AC conversion For my Nice Old Truck

Postby Xnke » Wed Jun 28, 2017 5:28 pm

This is my 4th A/C job, so far. I actually kinda like it-it's been a great skill to have!

Anyway-my 1993-ish S10 standard cab pickup was pretty ratty and had the old R-4 compressor, and I was putting in remans every summer for the old boss-the company got sold and I bought the truck as I was the fleet mechanic and had all the service records already.

The 430,000 mile 2.8L V6 was pulled out and tossed, and a 3.4L version of the same engine was plucked from a 1995 Camaro and rebuilt with aluminum heads and a supercharger-I retained the camaro accessory drive, and the truck inherited the new style HD6 compressor. (and valve covers that don't leak!)

Now, the compressor is relocated down low and on the passenger side-this shortens up all the hoses, and I'll make new ones to fit. (Loosing about 2 feet of -12 hose, and 2 feet of -8 hose)

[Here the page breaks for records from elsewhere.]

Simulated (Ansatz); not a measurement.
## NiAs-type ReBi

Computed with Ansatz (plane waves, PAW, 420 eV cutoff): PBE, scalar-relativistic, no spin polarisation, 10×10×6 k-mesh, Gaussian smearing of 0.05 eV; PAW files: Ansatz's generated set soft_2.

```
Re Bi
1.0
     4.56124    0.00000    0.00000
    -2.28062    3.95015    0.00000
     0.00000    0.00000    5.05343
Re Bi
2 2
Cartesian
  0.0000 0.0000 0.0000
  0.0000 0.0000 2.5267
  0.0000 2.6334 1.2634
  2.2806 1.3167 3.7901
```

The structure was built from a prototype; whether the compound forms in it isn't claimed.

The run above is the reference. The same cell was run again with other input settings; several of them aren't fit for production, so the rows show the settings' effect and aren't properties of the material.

The Evaporator was replaced when I stripped and painted the truck, the accumulator/drier will be replaced, and the condenser core will be replaced. These parts were all originally designed for R12, and I can only hope the new condenser is actually a properly sized R134a unit. It's as big as the radiator already-and the S10 cab is small and newly insulated too.

Now, given that I'm loosing some system volume in hoses, upgrading to a newer style compressor, and converting to R134a, I am curious about orifice tubes and condenser core sizing-mostly the orifice tube.

Condenser core: 14 1/4" x 27 3/8", 7/8" thick. APDI/PRO 7013640
Evaporator core: Standard S-10
Accumulator: Standard S-10 (the big aluminum can type)
HD6 compressor
Camaro A/C system control-including evaporator temperature sensor and pressure sensor for the PCM (I can adjust all these parameters too)

Do I need a standard "White" orifice tube, a different color, or the "Automatic Adjusting For 105F and lower/higher climates"? The average air temp measured at radiator height off the pavement on a hot day here can get up to 120F, but generally it's around 95F. (Not the weather temp, the air temp as measured over the blacktop-It's HOT!)

How much will the 134A charge need to be adjusted considering that the internal volume of the system has changed? (different compressor, and shorter hoses)

Originally, the S10 used 40oz of R12, and 8oz of mineral oil for the compressor. The Camaro used 32oz of R134a, and 8oz of PAG150. Other than hose length and condenser core sizing, the systems are very close to the same.

I am planning to run the Camaro charge as a starting point, but I will take any advice you guys can give. I am really excited to have a chance at COLD A/C in an S10 finally-and Yes, I have fitted a heater core valve instead of running the heater core all the time!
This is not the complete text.